Marketing Tips: How to Avoid Spaghetti Communication
Don't Be Long Winded or Convoluted
Okay, first the elephant in the article. What the hell is “spaghetti communication?” Actually, it is a phrase we made up to describe horribly convoluted and complicated messaging. Have you ever listened to or read marketing or sales pitches that require a ton of complicated back story? Well, there you go. Sometimes it is like reading a set of government regulations. You can’t understand paragraph one because some information is not explained until paragraph eighteen with reference to paragraphs eight and forty-two.
If you find yourself with this kind of situation in your sales and marketing efforts, you are quite a ways back from the starting line. Things need to be reworked and simplified.
The Starting Line
What is the “starting line” in marketing communications? Simply a clear, direct message. It starts with a name, which as we covered in another commentary, is not a task that should be brushed off. But interestingly enough, a lot of the information gathered in your naming project can be very useful in honing your basic marketing message.
By this time you have spent some time confronting the essence of what your product or service is or does. You have even identified who you should be talking to.

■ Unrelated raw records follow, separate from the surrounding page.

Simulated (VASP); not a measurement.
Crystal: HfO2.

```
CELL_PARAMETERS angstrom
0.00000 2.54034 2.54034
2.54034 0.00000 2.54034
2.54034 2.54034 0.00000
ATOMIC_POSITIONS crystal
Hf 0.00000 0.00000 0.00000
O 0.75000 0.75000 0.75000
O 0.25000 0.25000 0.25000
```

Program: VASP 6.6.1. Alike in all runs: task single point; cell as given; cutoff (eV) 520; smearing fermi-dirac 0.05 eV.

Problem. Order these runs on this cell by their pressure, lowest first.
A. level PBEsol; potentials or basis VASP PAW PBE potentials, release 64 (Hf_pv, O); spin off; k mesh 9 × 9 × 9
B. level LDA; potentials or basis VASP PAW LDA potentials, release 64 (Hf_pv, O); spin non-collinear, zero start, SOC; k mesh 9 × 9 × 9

Now you just have to be as clear and direct as your name should be. But there’s more to this.
Reality Check
In the book Bottom-Up Marketing by Al Ries and Jack Trout, there is a line, “Every marketing plan needs a heavy dose of reality.” How do you get this? Yes, we’re back to surveying again.
The surveys you did for your naming project were just the start. Now comes the real reality check. What kind of attitudes, likes, dislikes, desires or repulsions do people have toward your product or service? These need to be intelligently done. Yes or no answers are not really what you are looking for here. You want attitudes, opinions and even emotions.
Now you are going to get a better focus on what will help your communication and what to avoid—just as important. This is where you find the buttons you can push to get the reaction you want: buying activity.
How far do you carry this? All the data will be useful. But somewhere in there will be a gem. Something that gives you the item that can help focus attention to your product or service and differentiate it from the competition.
The Differentiator
Once you have the idea or concept that helps separate you from the rest of the crowd, now you can work on your pitch and your copy. Without this, you can end up with what looks like a plate of spaghetti tossed at a wall to see how much sticks. (And we’re back to the title.)
In marketing communication the entire mission is directing the attention and message. And design assists this by directing the eye trail to focus the communication. Without your key differentiation item or items, you can end up putting up pages of sales pitch that are so long, you feel like it will be in Chinese at the bottom. (There is an old adage in sales, “The sales person that talks too much loses the sale.” So be short and to the point.
Or you’ll have a page that has a wide variety of messages in the hope that one of them will resonate. They rarely do. The dispersal of attention works against you and people simply leave.
Less Is More
Today, so much information is thrown at consumers and businesses that most of it gets tuned out. So the idea of having long, involved sales pitches or pages that scroll till the end of time is just unworkable and a waste.
Doing the full reality check of your products and services with your publics is critical to avoiding these problems.
This way you can say less and make that a LOT more effective.